C T Online Desk: BNP acting chairman Tarique Rahman has outlined a plan to strengthen women’s safety across digital and public life, arguing that Bangladesh cannot progress if women “live in fear.”
In a statement posted on his verified Facebook page on Thursday (November 20) — alongside a photo with his wife and daughter on his 61st birthday, he said technology’s reach has expanded opportunity but also risk, with many women facing harassment, intimidation, bullying and violence simply for speaking, studying, working or living freely.
“Women must be safe — online and offline, at home and outside, in their personal lives and professional journeys,” he wrote, presenting the programme as part of a future-focused, rights-based vision.
Rahman said the BNP would prioritise a national online safety system to let women rapidly report cyberbullying, threats and the exposure of personal data through a 24/7 hotline, an online portal and trained responders who act quickly and respectfully.
He called for clear protection protocols for women in public life so journalists, workers, students and community leaders who face attacks can access swift legal and digital assistance and lodge complaints safely, ensuring no woman is silenced for participating in civic life.

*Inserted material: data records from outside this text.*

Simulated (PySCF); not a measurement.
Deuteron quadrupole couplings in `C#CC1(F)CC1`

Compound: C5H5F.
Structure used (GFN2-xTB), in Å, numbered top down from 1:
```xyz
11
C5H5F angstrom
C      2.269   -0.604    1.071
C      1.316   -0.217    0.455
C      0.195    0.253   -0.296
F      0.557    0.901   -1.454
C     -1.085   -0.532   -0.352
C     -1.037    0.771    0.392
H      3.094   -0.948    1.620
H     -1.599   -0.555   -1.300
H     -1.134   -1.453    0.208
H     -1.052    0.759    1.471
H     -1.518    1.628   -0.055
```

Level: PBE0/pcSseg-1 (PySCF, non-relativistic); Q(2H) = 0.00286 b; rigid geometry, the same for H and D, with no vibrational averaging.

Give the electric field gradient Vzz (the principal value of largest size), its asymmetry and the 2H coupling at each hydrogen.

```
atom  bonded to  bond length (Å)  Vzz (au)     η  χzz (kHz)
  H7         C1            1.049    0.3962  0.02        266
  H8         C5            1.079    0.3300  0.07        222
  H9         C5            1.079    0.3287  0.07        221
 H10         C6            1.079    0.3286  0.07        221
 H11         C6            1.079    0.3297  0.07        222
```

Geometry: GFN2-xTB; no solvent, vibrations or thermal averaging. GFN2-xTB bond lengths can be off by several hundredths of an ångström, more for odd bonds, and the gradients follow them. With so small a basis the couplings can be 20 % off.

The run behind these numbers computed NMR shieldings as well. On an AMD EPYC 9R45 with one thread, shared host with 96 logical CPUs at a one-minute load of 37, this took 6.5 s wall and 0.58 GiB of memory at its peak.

Education is another pillar: practical digital-security skills would be embedded in school and university orientations, with trained teachers serving as focal points and annual awareness campaigns to help young people navigate online spaces with confidence.
At the community level, Tarique Rahman proposed measures to deter violence and harassment in everyday settings — including help desks, safer transport routes, improved street lighting and trauma-sensitive responders — to make public spaces genuinely safer for women.
He also urged a nationwide push to expand women’s leadership, from classrooms to workplaces, through leadership training and mentoring networks designed to enable women to contribute fully in decision-making roles.
“Whatever our politics, religion, ethnicity or gender, we should unite around one truth,” he said. “Bangladesh must be a place where women are safe, supported and empowered.”
He called for collective action to turn that vision into reality “for our daughters and future generations.”